City Council districts
Community districts
NYC Parks
Building footprints
NYCHA developments
Subway lines
Subway stations
The 100 year floodplain for the 2020s


MapPLUTO is a large dataset available via the NYC Department of City Planning that has comprehensive citywide property information. For example, it contains fields that tell you who the owner of a property is, the building square footage, the number of units (e.g. residential apartments), and the zoning designation. For descriptions of the fields contained in the MapPLUTO dataset, see DCP’s PLUTO Data Dictionary. On DCP’s PLUTO page you can download “shapefiles” (spatial datasets) for each borough that can be brought into Carto. These files can be quite large. To make it more manageable, Chris Whong has developed the NYC PLUTO Data Downloader that allows you to filter geographies and fields before downloading PLUTO data as GeoJSON.

Carto’s Data Library

Carto has a built in Data Library that you can access on your Datasets page. The Data Library contains multiple NYC and U.S. datasets.
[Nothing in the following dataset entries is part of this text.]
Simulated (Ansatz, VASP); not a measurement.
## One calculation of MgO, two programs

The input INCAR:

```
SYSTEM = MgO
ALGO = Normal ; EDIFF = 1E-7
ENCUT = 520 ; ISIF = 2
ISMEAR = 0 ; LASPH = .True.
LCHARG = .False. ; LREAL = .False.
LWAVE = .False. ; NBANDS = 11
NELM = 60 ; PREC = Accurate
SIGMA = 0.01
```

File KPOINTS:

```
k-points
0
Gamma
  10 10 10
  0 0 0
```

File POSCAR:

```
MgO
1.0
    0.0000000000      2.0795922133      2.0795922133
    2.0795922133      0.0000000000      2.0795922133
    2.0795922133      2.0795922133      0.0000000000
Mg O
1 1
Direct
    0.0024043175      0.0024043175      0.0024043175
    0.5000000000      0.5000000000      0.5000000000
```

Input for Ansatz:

Adding public assets with NYCommons data

You can also download data from NYCommons to add to your map. Use the Filter option to select property types and ownership. After filtering, click Details to download the filtered data in GeoJSON format. You can then add this to Carto.

  1. Make your map!

Once you have datasets imported to your Carto account, you can easily add them to a map by creating a New Map from your dashboard (if you don’t see the link, make sure it says Maps at the top of the page next to your username instead of Datasets). Then, select the datasets you’d like to add.

Select a layer of your map and click the Style tab to change the way the data displays.

Style: Style settings let you change the color and outline of your shapes. Map layers are constituted of polygons, lines, or points. For point data (such as NYCommons lots) you can also adjust the size of the circle/shape for that point (the number in the Fill option represents size).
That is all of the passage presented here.